Knowing when to back off

During periods of heavy use, we needed a mechanism to ask the browser and mobile apps to back off and reduce the frequency of auto-saves.

Brendan HumphreysMay 28, 2015

Originally published by Brendan Humphreys⁠(opens in a new tab or window) at product.canva.com⁠(opens in a new tab or window) on May 28, 2015.

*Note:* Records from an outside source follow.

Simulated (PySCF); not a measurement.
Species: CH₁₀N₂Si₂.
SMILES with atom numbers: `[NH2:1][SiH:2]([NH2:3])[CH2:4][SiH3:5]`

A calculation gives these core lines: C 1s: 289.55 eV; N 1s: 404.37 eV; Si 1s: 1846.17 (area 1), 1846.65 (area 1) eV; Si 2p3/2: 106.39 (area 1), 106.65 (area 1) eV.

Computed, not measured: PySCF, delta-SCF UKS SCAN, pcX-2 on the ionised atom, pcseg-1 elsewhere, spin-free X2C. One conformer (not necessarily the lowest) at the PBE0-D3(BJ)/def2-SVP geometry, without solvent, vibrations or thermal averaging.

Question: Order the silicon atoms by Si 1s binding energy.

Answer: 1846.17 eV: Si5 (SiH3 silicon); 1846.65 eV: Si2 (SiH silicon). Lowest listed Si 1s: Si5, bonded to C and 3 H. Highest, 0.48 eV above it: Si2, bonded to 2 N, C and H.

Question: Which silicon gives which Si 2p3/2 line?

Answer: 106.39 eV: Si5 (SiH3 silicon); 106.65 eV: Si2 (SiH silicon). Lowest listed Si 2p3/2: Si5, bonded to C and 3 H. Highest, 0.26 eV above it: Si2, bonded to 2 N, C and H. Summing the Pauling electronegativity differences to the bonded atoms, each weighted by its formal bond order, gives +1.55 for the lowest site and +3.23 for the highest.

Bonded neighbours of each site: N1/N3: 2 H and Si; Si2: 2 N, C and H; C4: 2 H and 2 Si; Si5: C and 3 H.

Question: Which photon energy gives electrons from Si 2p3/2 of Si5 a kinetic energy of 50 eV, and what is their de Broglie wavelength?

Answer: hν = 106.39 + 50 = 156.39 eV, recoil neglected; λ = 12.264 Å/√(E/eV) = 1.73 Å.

Canva's design editor⁠(opens in a new tab or window) features an auto-save function. While you're working on a design we periodically send differences to our server. This means you don't lose too much work if your computer crashes or you accidentally close your browser tab. During periods of heavy use, we needed a mechanism to ask the browser and iOS applications to back off and reduce the frequency of auto-saves.

Tradeoffs

There is an obvious technical trade-off with the auto-save rate: the more often we save your design, the less you lose in the event of a mishap, but with more write operations occurring through the backend and to the database cluster. We happen to use a MongoDB⁠(opens in a new tab or window) cluster to store the design information as it efficiently stores the data in the way the design editor works with it.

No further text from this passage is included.